24. However, there is uncontested account from the polling clerk for Wasuma Ward one Fidelis Kundi in his affidavit (exhibit 30) that on 14 July 2022 at Kagua police station, supporters of candidate Wesley Raminai demanded four ballot boxes from the petitioner’s place to be destroyed. However, I am not satisfied that his account that a motor vehicle which he describes as a white land cruiser bearing registration LBI 168 and believed belonged to the first respondent blocked the main entrance to the police station. This account is vague and is insufficient to find that the first respondent or his supporters were engaged in illegal activity. Meanwhile, the Returning Officer Albert Wens and Assistant Returning Officer Ox Oga and a police officer Jonah Kosen removed four ballot boxes and left them on the ground outside the police station and drove off with the rest of the ballot boxes to Mendi. After they left, the supporters of Wesley Raminai broke open the ballot boxes and set fire to the ballot papers.
25. The Assistant Returning Officer Ox Oga Rorepa was summoned and gave an account that the ballot boxes that were destroyed at Kagua police station were for Aboda, Usa, Puto and Ibia Wards. They were hijacked and destroyed by supporters of candidates Wesley Raminai, Timothy Irinaya, Markus Kamali and Moris Wapa. These four candidates were present at that time. Further, Form 66A1 (exhibit 2) corroborates this witness’s account because it shows no ballot boxes for Aboda Ward and Ibia Ward were admitted to scrutiny.
26. Based on these witnesses’ accounts, it will be the Court’s finding that there was polling at Aboda Ward on 12 July 2022. A total of 1,500 ballots cast for Aboda Ward. Similarly, there was polling at Ibia Ward on 12 July 2022. A total of 964 ballots cast for Ibia Ward. After polling the ballot boxes for Aboda Ward and Ibia Ward were transported to Kagua police station and kept there for safekeeping before transporting to Mendi for counting.

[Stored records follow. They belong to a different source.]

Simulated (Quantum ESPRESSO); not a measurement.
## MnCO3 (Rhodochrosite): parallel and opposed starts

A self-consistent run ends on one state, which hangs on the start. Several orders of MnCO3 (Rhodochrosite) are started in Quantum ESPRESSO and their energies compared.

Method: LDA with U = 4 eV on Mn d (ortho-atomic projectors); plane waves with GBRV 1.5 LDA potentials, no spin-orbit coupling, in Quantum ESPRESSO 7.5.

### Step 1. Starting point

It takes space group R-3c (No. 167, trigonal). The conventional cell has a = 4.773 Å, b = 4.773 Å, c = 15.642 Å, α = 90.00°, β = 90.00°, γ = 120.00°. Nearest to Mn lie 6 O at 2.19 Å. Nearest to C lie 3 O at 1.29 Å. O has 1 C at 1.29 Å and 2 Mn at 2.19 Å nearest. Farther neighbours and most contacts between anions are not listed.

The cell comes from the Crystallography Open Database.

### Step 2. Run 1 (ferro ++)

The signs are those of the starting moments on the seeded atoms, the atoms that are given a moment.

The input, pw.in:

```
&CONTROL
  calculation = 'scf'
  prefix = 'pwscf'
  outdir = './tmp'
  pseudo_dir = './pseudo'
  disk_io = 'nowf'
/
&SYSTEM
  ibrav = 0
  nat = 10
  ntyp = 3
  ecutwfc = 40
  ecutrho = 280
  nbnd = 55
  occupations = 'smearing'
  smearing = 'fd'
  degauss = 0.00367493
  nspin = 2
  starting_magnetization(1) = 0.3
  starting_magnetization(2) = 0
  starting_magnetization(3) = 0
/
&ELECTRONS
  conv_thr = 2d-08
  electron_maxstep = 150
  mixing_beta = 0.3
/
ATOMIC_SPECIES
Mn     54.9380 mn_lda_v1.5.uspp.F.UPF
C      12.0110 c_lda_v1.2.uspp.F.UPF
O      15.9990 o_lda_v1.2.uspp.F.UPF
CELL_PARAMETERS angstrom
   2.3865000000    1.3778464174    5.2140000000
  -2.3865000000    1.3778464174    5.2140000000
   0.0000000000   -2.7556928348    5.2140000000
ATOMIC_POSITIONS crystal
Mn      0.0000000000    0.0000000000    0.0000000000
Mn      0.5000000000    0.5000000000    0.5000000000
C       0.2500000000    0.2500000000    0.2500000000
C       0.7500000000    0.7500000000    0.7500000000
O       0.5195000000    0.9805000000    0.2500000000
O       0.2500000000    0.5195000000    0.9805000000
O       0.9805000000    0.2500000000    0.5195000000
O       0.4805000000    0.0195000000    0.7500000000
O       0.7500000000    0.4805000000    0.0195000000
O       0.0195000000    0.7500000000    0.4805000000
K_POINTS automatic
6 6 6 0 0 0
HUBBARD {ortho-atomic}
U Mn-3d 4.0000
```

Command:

27. However, on 14 July 2022 at Kagua police station, supporters of candidate Wesley Raminai demanded four ballot boxes from the petitioner’s place to be destroyed. The Returning Officer Albert Wens and Assistant Returning Officer Ox Oga Rorepa and a police officer Jonah Kosen removed four ballot boxes and left them on the ground outside the police station and drove off with the rest of the ballot boxes to Mendi. After they left, the supporters of Wesley Raminai broke open the ballot boxes and set fire to the ballot papers.
28. The Assistant Returning Officer Ox Oga Rorepa was summoned and gave an account that the ballot boxes that were destroyed at Kagua police station were for Aboda, Usa, Puto and Ibia Wards. They were hijacked and destroyed by supporters of candidates Wesley Raminai, Timothy Irinaya, Markus Kamali and Moris Wapa. These four candidates were present at that time. Further, Form 66A1 (exhibit 2) corroborates this witness’s account because it shows no ballot boxes for Aboda Ward and Ibia Ward were admitted to scrutiny.
Application of Law
29. The counsel for the parties made extensive submissions in relation to how Section 215(3)(b)&(c) of the Organic Law on Elections should be applied to the facts of this case. Section 215(3) is summarised as follows; the National Court shall not declare a person returned as elected was not duly elected or declare an election void, on a ground of an illegal practice committed by a person other than the candidate and without the candidate’s knowledge or authority or on the ground of an illegal practice other than bribery or undue influence or attempted bribery or undue influence, unless the Court is satisfied that the result of the election was likely to be affected, and that it is just that the candidate should be declared not to be dully elected or that the election should be declared void.
30. The petitioner submits that from the four ballot boxes for Usa, Aboda, Ibia and Puti a total of 2,480 ballot papers (votes) were not counted. Similarly, for the 17 ballot boxes for the 17 polling wards, a total of 11,097 ballot papers were not counted. The total number of ballot papers not counted from these polling wards is 13,577. This is the number of ballot papers affected by the illegal practice. This is the number which represents the number of electors who missed out on casting the ballot.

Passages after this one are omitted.